OCR could explain some things, but it doesn't begin to explain all that's wrong with the PDF document posted by the Whitehouse. OCR doesn't begin to explain a layer of white-corrections where someone went through 'erasing' things, but didn't know enough to realize that painting with white is ADDING pixels to a document, not just erasing whatever it is you're whiting out. It would of course be undetectable in a flattened document- but with the layers left intact, it's there for all to see. OCR doesn't account for it- so then, WHY did someone paint with white on what should be a simple scan of an existing document? For what purpose?
It's not just OCR that could be applied but other post-process filters meant to make a document more legible. For example, removing sensor noise or dust particles. And yes, potentially done in separate layers.
OCR also doesn't really account for the pixel duplicated objects- and again, you'll notice NO ONE has actually been able to duplicate this, and show, "See? When you scan something and OCR it, it does exactly this same thing." And then actually release their results for anyone to examine. Again, I was hoping for something like this in the snopes article, or anywhere else, but still haven't seen it.
Actually it explains it exactly. I know you already understand how OCR works so I'm not sure why you're contesting pixel duplications for fields rendered as text..
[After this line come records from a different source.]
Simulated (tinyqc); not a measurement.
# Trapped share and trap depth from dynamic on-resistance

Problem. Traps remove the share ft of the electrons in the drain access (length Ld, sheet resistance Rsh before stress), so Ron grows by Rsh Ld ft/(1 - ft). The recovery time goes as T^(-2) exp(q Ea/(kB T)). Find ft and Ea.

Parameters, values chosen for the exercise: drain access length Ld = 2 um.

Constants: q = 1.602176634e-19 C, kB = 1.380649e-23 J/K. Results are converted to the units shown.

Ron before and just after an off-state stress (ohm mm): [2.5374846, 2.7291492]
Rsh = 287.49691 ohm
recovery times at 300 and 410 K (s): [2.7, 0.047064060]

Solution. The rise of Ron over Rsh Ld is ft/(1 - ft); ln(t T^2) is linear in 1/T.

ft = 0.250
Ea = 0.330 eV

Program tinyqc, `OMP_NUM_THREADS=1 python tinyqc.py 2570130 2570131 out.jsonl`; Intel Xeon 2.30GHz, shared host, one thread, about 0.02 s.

And yes, if only some characters are recognized by the OCR and others aren't you could end up with only some appearing anti-aliased.
Since we don't know what software they used it'd be difficult to reproduce something exactly.
So again, WHY the need for all of this nonsense? Why would you even use OCR on this in the first place, if people want to believe that explains away all the oddities? All that you'd ever need to do was just scan the document with any garden variety scanner, and release a simple image of it. Any of us knows that's all we'd do if asked to scan a document we had, not run it through OCR. And why release something so incompetent?
OCR is something you'd normally want when scanning PDFs, it was most likely part of whatever scanning software they used. You don't just want it so you can change the text, but so you can more easily copy the text to other programs. It's generally a useful feature, particularly if whoever scanned it was used to converting documents for some other kind of electronic archiving - if you've never looked at a PDF that's a scan of an old document and not resented being unable to copy its content for presentation somewhere else then you haven't dealt with enough PDFs of old documents.
They could have disabled it, and maybe they should have released an updated one with the post-processing disabled along with an explanation that it was on and why it was on. There's a chance that whoever made the scan didn't really know what they were doing in this regard.
You yourself admit that it makes no sense why they would forge the document, and it makes no sense that a forgery would look like this. Isn't software post-processing a much more plausible explanation than a deliberate concoction of what we see?